Fresh water from Bonnet Carré Spillway has hurt the Gulf Coast. Could upriver diversions help?
Punching two more channels upriver from the Bonnet Carré Spillway could bolster habitat nearby while lessening the environmental harm caused farther south, according to a recent Tulane University study.
Within the past six years, opening the spillway’s gates has become an almost annual affair. During the historic flood of 2019, part of the Mississippi River’s flow was redirected not once, but twice to protect more than one million people living in New Orleans, St. Bernard and Plaquemines parishes.
However, opening the gates diverts the fresh, nutrient-rich river water into Lake Pontchartrain and out into the waters around the Chandeleur Sound and the Mississippi coast with few wetlands in between. It disrupts the local ecosystem, scattering salt-loving shrimp, causing algal blooms and even giving dolphins painful skin lesions due to the rapid and persistent influx of freshwater.

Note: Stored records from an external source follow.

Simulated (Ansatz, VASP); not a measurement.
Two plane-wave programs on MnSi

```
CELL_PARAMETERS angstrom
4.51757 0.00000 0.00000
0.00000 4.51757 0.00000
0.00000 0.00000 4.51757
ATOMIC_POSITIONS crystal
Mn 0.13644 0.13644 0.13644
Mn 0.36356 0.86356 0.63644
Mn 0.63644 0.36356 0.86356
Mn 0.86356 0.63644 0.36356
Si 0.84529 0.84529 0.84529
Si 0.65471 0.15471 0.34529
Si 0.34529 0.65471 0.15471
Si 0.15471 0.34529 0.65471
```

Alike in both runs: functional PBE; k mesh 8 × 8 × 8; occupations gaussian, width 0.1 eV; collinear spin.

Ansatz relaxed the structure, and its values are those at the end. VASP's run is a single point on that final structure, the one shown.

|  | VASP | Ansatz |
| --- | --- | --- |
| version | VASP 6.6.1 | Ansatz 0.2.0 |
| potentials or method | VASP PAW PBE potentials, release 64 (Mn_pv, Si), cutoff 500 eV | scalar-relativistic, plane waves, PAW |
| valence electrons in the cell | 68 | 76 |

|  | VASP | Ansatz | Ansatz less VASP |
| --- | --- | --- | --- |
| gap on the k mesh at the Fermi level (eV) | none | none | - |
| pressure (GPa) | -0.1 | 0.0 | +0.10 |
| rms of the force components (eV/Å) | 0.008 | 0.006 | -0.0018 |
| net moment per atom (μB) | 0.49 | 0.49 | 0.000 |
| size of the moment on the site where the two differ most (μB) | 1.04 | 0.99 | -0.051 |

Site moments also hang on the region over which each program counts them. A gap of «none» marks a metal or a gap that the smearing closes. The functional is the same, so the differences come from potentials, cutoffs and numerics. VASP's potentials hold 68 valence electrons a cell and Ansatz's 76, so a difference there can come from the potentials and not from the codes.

Tulane’s team of scientists as well as state coastal officials are hopeful that two proposed river diversions – Union and Ama – could improve how the river is managed and reintroduce the Mississippi’s water where it’s needed.
Unlike the $2 billion Mid-Barataria Sediment Diversion planned along Plaquemines Parish’s west bank, both diversions’ primary purpose would be flood control in addition to reconnecting nearby wetlands to the river’s sediment and nutrients. The Union Diversion would benefit the Maurepas Swamp area, cutting into the river’s east bank, while the Ama Diversion would send water through the west bank into the upper Barataria Basin.
“The results of this study are very promising,” said Tulane coastal and science engineering professor Ehab Meselhe, who is leading the ongoing study. “They show the opportunity to leverage these projects to benefit both Louisiana, through restoration and conservation of vital wetlands, and Mississippi, by limiting the flow of water through the Bonnet Carré Spillway and resulting increases in salinities across the Pontchartrain Basin and the Mississippi Coast.”
In 2020, Meselhe’s team found that operating the Ama and Union diversions together could have reduced the amount of water flowing through the Bonnet Carré by up to 60%. This study built on those results using a three-dimensional model capable of comparing how salinity changes during the 2019 flood might have differed had both diversions been operating.
Environmental Defense Fund scientist Devyani Kar said that had the diversions existed, the water would likely have remained twice as salty in a time when the water off Mississippi’s coast was nearly fresh. In the coming months, the researchers will use the model to see how the diversions would affect the concentration of nutrients flowing through the spillway, as well as temperature changes and other measures of water quality.
“We expect that when we’ll see more nutrients dispersed higher up in the marshes which need them and less nutrient load in the river,” Kar said. “The hypothesis is that it will reduce all the nutrients going into the Gulf of Mexico, which can create those harmful algal blooms.”
Coastal Protection and Restoration Authority Executive Director Bren Haase agreed.
“You're shunting that water through wetlands that can take it. They slow the amount of time it takes for that water to travel to the coast,” he said. “The water is cleaned essentially by the wetlands that it passes through, and so there's the benefits to the water and to the downstream areas that are receiving the impacts of that water.”
The wetlands also would receive nutrients they’ve been cut off from for nearly a century in some cases, Haase said.
Louisiana is a defendant in lawsuits filed by Mississippi cities, towns and business groups harmed by the spillway’s opening in 2019 alongside the Army Corps, and river management has been a key priority in Gov. John Bel Edwards’ second term. Currently, both diversions are far from becoming a reality, but the coastal authority has included the Union Diversion in its 2023 annual funding plan and is currently conducting a feasibility study.
Haase said the agency will be assessing possible locations for the diversions as well as various flows, working with the Tulane team that crafted the model. In addition to the diversions, the agency has also asked and pushed the Army Corps to conduct a comprehensive study of the lower Mississippi River Basin starting in Illinois to see where there might be opportunities to give the river more room.